Write down and sketch possible ROCs. Find out inverse Laplace for all the possible Rocs.

Mumbai University > EXTC > Sem 4 > Signals and Systems

Marks : 10

Year : MAY 2015

$$X(s) = \dfrac {3s + 7}{s^2 – 2s - 3 } \ =\dfrac { 3s + 7}{(s - 3) (s + 1) }$$

Expanding the function in partial fractions

$X(s) = \dfrac {k_O}{s - 3} + \dfrac {k_1}{s + 1} -------- 1$

Values of $k_O$ and $k_1$ can be obtained as

$k_O = (s -3) X(s) |_{s = 3}\space \space = (s - 3)\dfrac { 3s + 7}{(s - 3) (s + 1) }|_{s = 3} \\ k_O = \dfrac {3s + 7}{s + 1} |_{s = 3 } \\ ∴k_O = 4 \\ k_1 = (s + 1) X(s) |_{s = -1} = (s + 1) \dfrac {3s + 7}{(s - 3) (s + 1)} |_{s = -1} \\ k_1 = \dfrac {3s + 7} {s - 3} |_{s = -1} \\ ∴k_1 = -1$

Substituting the values of $k_O$ and $k_1$ in equation 1,we get

$∴X(s) =\dfrac { 4}{s - 3} -\dfrac { 1}{s + 1} -------- 2 $

(i) To obtain inverse Laplace transform for $Re(s) \gt 3$

The ROC of Re(s) > 3 is right sided as shown in the figure below. Hence the signals will be right sided.
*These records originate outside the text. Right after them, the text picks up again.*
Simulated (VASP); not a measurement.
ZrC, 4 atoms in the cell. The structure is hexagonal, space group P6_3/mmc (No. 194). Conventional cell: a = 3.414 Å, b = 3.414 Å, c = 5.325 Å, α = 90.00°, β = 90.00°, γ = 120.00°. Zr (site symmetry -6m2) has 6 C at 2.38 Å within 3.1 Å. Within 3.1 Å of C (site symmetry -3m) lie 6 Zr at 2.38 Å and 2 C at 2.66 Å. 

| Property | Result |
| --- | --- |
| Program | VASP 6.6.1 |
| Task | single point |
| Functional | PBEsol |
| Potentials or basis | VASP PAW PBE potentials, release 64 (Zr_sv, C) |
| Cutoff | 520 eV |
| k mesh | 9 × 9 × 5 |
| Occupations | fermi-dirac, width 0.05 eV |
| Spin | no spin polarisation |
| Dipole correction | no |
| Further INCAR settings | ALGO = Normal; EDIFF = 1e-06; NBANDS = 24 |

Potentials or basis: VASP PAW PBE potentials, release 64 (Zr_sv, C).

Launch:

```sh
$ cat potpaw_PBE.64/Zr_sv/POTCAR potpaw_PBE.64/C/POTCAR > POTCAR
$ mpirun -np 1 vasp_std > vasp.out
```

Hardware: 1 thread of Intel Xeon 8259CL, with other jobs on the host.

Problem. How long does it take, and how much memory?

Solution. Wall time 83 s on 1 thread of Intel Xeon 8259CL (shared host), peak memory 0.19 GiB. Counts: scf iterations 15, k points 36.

Taking the inverse Laplace transform of equation 2

$x(t) = L^{-1}X(s) \\ = 4 L^{-1} \dfrac {1}{s - 3} - L^{-1}\dfrac {1}{s + 1} ---------- 3 $

For right sided ROC,

$L [e^{at} u(t)] = \dfrac {1}{s - a} , ROC: Re(s) \gt a $

Using the above result, equation 3 becomes

$∴x(t) = 4 e^{3t} u(t) – e^{-t} u(t)$

This is the required time domain signal.

(ii) To obtain inverse Laplace transform for $Re(s) \lt -1$

The ROC of Re(s) < -1 is left sided as shown in the figure below. Hence the signals will be left sided.

Taking the inverse Laplace transform of equation 2

$x(t) = L^{-1}X(s) \\ = 4 L^{-1} \dfrac {1}{s - 3} - L^{-1}\dfrac { 1}{s + 1} ---------- 4$

For left sided ROC,

$L [-e^{at} u(-t)] = \dfrac {1}{s - a} , ROC: Re(s) \lt a $

Using the above result, equation 4 becomes

$x(t) = 4 [-e^{3t} u(-t)] – [-e^{-t} u(-t)] \\ ∴x(t) = (e^{-t} - 4 e^{3t}) u(-t)$

This is the required time domain signal.

(iii) To obtain inverse Laplace transform for $-1 \lt Re(s) \lt 3$

The ROC of $-1 \lt Re(s) \lt 3$ is shown in the figure below. This ROC can also be expressed as Re(s) < 3 and Re(s) > -1.

Consider the given function i.e.

$X(s) = \dfrac {4}{s - 3} - \dfrac {1}{s + 1} ----------- 5 $

This function has two poles.

Poles at s = 3 and s = -1

The pole at s = -1 is to left side of the ROC. Hence the term corresponding to this ROC will be right sided i.e.

$L^{-1} \dfrac {1}{s + 1} = e^{-t} u(t)$ for ROC: Re(s) > -1

Similarly, the pole at s = 3 is to right side of the ROC. Hence the term corresponding to this ROC will be left sided i.e.

$ L^{-1}\dfrac { 1}{s - 3} = -e^{3t} u(-t)$ for ROC: Re(s) < 3

Hence, inverse Laplace transform of equation 5 becomes

$x(t) = 4[-e^{3t} u(-t)] - e^{-t} u(t) \\ ∴x(t) = - 4 e^{3t} u(-t) - e^{-t} u(t)$

This is the required time domain signal.